Update on profiling

William Brown <william@xxxxxxxxxxxxxxxx> · Thu, 5 Dec 2019 15:49:39 +1000

After Ludwig's suggestion to seperate the machines, and after some heartstopping lvm issues last week, I've now established a load testing environment where I have a two VM's, one for ldclt and one for ds.

I'm currently testing only altering the "thread" parameter, since the initial tests showed steep changes in performance based on threads. I have run two search tests, with one DS instance set to a single thread, and the other to 16. The VM in use is a dual core ontop of an i5 2.9GHz, with 4GB of ram and 40GB of ssd storage.

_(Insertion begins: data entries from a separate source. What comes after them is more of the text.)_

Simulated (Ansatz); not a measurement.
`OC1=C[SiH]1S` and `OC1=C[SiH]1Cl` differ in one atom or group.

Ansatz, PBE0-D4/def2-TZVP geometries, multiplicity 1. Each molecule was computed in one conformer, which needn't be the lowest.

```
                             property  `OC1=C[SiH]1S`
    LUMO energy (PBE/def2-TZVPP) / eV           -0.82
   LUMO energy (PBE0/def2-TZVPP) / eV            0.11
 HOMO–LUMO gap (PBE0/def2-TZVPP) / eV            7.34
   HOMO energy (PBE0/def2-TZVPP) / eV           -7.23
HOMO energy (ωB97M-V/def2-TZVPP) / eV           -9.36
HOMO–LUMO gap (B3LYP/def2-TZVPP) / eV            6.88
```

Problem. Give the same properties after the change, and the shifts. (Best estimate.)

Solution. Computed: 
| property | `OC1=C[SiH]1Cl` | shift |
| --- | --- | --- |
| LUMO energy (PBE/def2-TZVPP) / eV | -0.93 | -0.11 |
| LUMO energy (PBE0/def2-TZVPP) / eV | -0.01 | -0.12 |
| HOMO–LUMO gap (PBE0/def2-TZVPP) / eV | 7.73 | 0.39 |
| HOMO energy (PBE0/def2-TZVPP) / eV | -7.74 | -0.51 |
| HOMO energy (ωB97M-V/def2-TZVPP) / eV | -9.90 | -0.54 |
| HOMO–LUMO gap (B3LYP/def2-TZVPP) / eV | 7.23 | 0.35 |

I'm going to attach two svgs to this email for the two tests. 1837 is the single thread results, 1942 is the 16 thread result.

There are still some quirks with perf resolving symbol names, but the stacks otherwise look correct. I'll be submitting my tooling in a PR when I have completed some more work.

The idea of a flamegraph is to allow visual inspection to determine high latency or resource consuming areas of the codebase. These flamegraphs show at an early glance some initial changes. We should expect these changes are due to the presence of lock contention as a single thread instance should have NO lock contention, where a multi thread instance will show it.

connection_threadmain (our worker threads, with poll/read), shows a decrease in time usage. This makes sense since there are no locks in connection threadmain which means that our "delays" or latency is coming from other code paths.

We spend fractionally more time in libback. This is too be expected though, since there are extra threads and they can be in different stages of a search, so we expect to see slightly more concurrent threads in each frame.

We spent an increased time in acl_access_allowed 7.7% vs 5.9%. This would indicate that we may have some delays due to ACL processing, or other locking in that region.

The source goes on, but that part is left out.